While spring semester 2020 ended without our usual pomp and circumstance, from a safe social distance we have reason to celebrate getting through this most challenging academic year. When the campus closed in mid-March, few of our faculty had much experience with online teaching, and perhaps fewer had any interest in moving class into the digital realm. But we did it, with much support from the university’s technology team and patience and flexibility from our students. Students learned about history, while we figured out how to stop Zoom bombers and how to upload a lecture to the cloud that hovers over us all.

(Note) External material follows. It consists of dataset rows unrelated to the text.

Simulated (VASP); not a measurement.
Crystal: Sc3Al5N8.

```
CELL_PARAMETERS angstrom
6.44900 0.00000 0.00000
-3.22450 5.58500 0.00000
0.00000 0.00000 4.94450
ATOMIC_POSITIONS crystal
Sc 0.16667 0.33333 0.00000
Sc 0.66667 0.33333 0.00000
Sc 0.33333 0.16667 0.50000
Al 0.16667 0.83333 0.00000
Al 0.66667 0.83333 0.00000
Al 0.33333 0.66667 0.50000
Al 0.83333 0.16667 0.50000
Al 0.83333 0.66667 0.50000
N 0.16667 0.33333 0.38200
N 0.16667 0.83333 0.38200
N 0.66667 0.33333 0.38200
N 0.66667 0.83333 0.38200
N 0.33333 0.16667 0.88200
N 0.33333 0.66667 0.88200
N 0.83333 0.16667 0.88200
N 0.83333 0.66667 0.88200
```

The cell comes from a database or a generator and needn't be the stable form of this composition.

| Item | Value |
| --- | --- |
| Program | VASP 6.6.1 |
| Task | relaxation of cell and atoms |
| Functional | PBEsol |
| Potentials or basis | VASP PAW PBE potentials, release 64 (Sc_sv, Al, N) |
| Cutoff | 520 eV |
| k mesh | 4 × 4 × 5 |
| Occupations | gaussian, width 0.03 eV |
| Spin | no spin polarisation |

Among the most valuable lessons we learned from this experience is affirmation of something we already knew—that there is no real substitute for face-to-face learning. Teaching is a full body exercise, and nothing replaces the way a talented professor can, over the course of a semester, turn a physical classroom into a community of learners. Certainly, students told us that, loud and clear, in their end of course evaluations. They want back on campus.
We want that, too, when it can be done safely. In the meantime, we can look back fondly on those days, not so long ago, when we huddled together in classrooms, so focused on sharing ideas that we never paused to worry about sharing our breath.
By chance, just before the shutdown we asked our favorite photographer, Kelli Guinn, to take pictures of some of our colleagues in action. I love how these images capture the value of embodied education, and the passion of teaching as a physical act. They serve as a wonderful reminder of a world we have lost, temporarily, and will not soon take for granted.